Pentecostal funeral service
At Co-op Funeral Directors, we have experience of organising Pentecostal funeral services and can assist with arranging a personal service to celebrate the life of your loved one. Please contact a member of our team who are on hand to provide support and advice.
Below is some further information on Pentecostal funeral traditions.
Pentecostal beliefs on death
Pentecostalism is a segment of Christianity which grew out of evangelical Christianity. It is culturally and racially very diverse in nature and, as it comprises over 700 distinct denominations, funeral services can vary widely.
Pentecostals believe in Heaven and Hell and that souls exist eternally.
Pentecostal funeral venue & rituals
Pentecostal funeral customs are very similar to those of Protestant Christianity with flowers and donations being common place.
The funeral wishes of the deceased are carried out, with family members also making suggestions regarding choice of Bible readings and hymns.
Pentecostal funeral services are led by a Church Minister and the ceremony is more animated and vivacious than that of a Protestant service. Typically, the minister will give condolences to the family of the deceased, deliver a sermon and conclude with the Lord’s Prayer.
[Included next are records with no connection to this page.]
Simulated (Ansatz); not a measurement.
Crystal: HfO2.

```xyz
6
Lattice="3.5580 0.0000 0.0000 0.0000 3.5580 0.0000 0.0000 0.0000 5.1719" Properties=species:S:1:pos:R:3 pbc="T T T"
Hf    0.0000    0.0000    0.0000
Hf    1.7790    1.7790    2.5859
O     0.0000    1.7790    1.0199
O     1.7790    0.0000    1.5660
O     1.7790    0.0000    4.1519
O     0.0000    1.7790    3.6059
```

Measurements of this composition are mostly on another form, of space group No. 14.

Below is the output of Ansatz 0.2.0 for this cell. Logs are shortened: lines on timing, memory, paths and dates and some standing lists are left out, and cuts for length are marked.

Embalming is a regular practice, as many families request for the casket to be left open in the church, so the congregation can say their goodbyes and view the body.
Cremation is permitted but, in many cases, Pentecostals will be buried at a local cemetery with a committal from the Church Minister. Family members may participate in the back-filling of the earth after the coffin has been lowered into the ground.
A large reception usually follows and during this time friends and family share stories and fond memories of the deceased.
An increasing trend in the Pentecostal church is for mourners to wear white to funerals as a celebration of the deceased entering heaven or to symbolise the resurrection of the body.
However, many Penecostal churches don’t have a strict dress-code so mourners may prefer to wear brightly coloured or dark sombre clothes – it is best to check before attending.